We know tantalisingly little about Nicolas Sternberg, a highly original and prolific artist working in Paris from the 1920s onwards. He grew up in Nagyvárad, now the Romanian city of Oradea but then part of Hungary, and starting in his teens became a regular contributor of illustrations to several Hungarian newspapers. After studying art in Budapest and Munich he settled in Paris in 1921, producing and selling drawings including portraits and a large number of nudes.
His first illustration commission was for a hybrid edition of Haraucourt’s Légende des sexes, on the basis of which several more book commissions followed, including the French translation of Robert Sherriff’s dramatic First World War play Journey’s End (Le grand voyage in French), Paul Rebout’s Madame de Pompadour, and Pierre Louÿs’ Les aventures du Roi Pausole. He also worked as an illustrator for magazines including Elle.
In 1930 the critic André Warnod wrote an extensive and very positive review of Sternberg’s work being exhibited at the Georges Petit Galerie in the magazine l’Art et les Artistes.

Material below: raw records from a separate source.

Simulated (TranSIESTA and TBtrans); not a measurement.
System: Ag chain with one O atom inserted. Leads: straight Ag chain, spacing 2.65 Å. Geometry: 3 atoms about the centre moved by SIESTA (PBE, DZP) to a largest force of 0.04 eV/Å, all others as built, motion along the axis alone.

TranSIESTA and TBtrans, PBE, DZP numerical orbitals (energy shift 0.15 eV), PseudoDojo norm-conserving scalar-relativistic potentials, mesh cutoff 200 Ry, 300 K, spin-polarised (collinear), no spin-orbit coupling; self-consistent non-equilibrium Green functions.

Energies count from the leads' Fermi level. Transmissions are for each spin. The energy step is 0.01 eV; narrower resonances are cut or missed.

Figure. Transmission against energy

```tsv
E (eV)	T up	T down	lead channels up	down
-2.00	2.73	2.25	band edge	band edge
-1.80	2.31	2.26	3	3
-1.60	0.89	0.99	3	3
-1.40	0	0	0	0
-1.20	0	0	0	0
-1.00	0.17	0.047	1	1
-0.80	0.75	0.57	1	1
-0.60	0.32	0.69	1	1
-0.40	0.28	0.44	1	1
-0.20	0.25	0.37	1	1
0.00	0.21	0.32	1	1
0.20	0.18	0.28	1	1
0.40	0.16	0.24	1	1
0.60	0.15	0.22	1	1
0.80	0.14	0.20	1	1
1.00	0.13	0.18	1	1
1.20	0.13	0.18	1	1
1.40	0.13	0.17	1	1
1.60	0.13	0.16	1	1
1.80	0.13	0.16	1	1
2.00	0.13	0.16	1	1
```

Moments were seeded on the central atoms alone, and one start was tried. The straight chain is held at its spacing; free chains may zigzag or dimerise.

Sternberg’s too-short entry in the 2003 directory Autour de l’art juif (All About Jewish Art) tells us that in 1940 Sternberg miraculously escaped an aerial bombardment which resulted in the deaths of several members of his family. As a Jew in Paris, he was in hiding with false papers during the German occupation. This suggests that he was not single and had children; the only records from the time which appear to match this are entries for a Rosa Sternberg, born in Budapest in 1919, and a Jewish child Léon Sternberg.
In October 2003 the Paris auction house Millon sold a large quantity of his work, consisting mostly portraits of women and circus performers.